Secret relationships go sour quickly, according to new study co-authored by UGA psychology professor

Secret romantic relationships are hot, right? They drive the plots of movies and television dramas, of classic novels and tabloid celebrity stories. They almost always seem intense, the gateway to a new life of promise.

If you believe that, two psychologists who have studied the subject have a word of advice: Get serious.

“We found virtually nothing good in the long term about secret romantic relationships,” says W. Keith Campbell of UGA’s psychology department. “In the beginning, the secrecy may increase the allure, but in every study we conducted it was ultimately detrimental to a quality relationship.”

The research, which was published earlier this year in the journal Personal Relationships, was co-authored by Craig Foster of the U.S. Air Force ­Academy.

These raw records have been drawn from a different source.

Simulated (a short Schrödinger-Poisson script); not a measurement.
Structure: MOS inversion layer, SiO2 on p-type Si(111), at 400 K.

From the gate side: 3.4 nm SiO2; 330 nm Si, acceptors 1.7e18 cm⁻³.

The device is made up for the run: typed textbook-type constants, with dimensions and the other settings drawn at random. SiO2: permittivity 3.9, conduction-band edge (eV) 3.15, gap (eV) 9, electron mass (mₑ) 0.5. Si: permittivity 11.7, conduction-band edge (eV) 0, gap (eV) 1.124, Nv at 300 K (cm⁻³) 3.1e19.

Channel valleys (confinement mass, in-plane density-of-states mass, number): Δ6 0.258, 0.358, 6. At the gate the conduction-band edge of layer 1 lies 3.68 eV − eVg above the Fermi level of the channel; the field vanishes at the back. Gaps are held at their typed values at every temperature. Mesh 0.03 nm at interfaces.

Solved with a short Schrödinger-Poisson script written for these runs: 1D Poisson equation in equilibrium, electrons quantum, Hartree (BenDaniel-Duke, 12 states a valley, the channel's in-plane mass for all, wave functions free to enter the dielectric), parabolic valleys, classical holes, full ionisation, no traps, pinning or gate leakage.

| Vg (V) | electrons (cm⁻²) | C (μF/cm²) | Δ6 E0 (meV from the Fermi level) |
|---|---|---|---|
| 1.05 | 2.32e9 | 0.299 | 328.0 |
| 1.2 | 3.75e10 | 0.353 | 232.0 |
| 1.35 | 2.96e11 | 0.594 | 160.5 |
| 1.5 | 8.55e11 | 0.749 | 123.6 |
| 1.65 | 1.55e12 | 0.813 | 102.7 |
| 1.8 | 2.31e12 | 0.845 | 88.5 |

“Secret relationships seem fun and exciting to many people, but the results of our research do not support that view,” says Foster. “Individuals in secret romantic relationships consistently report lower levels of relationship quality. These results are inconsistent with a common belief that secret romances are fun and exciting.

“When individuals think of secret romances, they probably imagine late-night clandestine meetings where the potential for being caught enhances the romantic experience,” he says. “However, a realistic portrait of romantic relationships reveals that maintaining secrecy is more frustrating than fun.”

Research on secrecy in romantic relationships is surprisingly thin, the authors say, and that “may be related to a belief that romantic secrecy is a blithe topic that does not genuinely affect many individuals.” Considering how many relationships are secret and the stress they put on friends and family, not to mention lovers, the lack of information may seem odd.

There are many reasons for romantic secrecy, of course. The authors cite as examples of relationships that may require secrecy ones that are homosexual, interracial or interreligious. Just as often, however, secret workplace romances occur, and though they sometimes fade before causing lasting damage, friends and family are often trapped in a web of divided loyalties and deceit.

The authors drew their conclusions from three studies, based on question-and-answer surveys, with undergraduate students from the University of North Carolina. In the first study, romantic secrecy predicted lower levels of initial relationship quality and decreased relationship quality over a two-week period. The second and third studies confirmed that romantic secrecy’s allure rapidly degrades during the beginning weeks of such a relationship.

“Most of those in the survey didn’t say they got involved in a secret relationship because it looked like fun,” says Campbell. “The main reason is that they didn’t want friends and family finding out.”

If secret relationships can be shown to be unsatisfactory for most people, then why are such relationships the backbone of soap operas, many mainstream movies and hundreds of books published each year? It may be because the idea deals more with escape than with love and, of course, since long before Romeo and Juliet the idea of secret lovers has exerted a strong pull on the popular imagination.

“Members of secret relationships likely observe others sharing their romantic relationship information with their friends, while they must continually inhibit the desire to share their own experiences,” says Foster. “In the case of severe romantic secrecy, relationship members are required to lie about their activities and their relationship status for weeks, months or years. Members of stigmatized relationships, such as homosexual or interracial relationships, may experience additional frustration as the need for romantic secrecy is enforced by a greater social problem.”

Campbell, author of When You Love a Man Who Loves Himself, is considered a national expert on narcissism. The new research, he says, points out that there may be some benefits to secrecy at the very earliest stages of a secret romantic relationship. Such benefits, currently unclear at best, may well be the topic of another study on the subject.

Most people in secret relationships end up better off than Romeo and Juliet, of course. Then again, living to regret the relationship might actually be worse-at least for a dramatist-than apparently blissful sacrifice.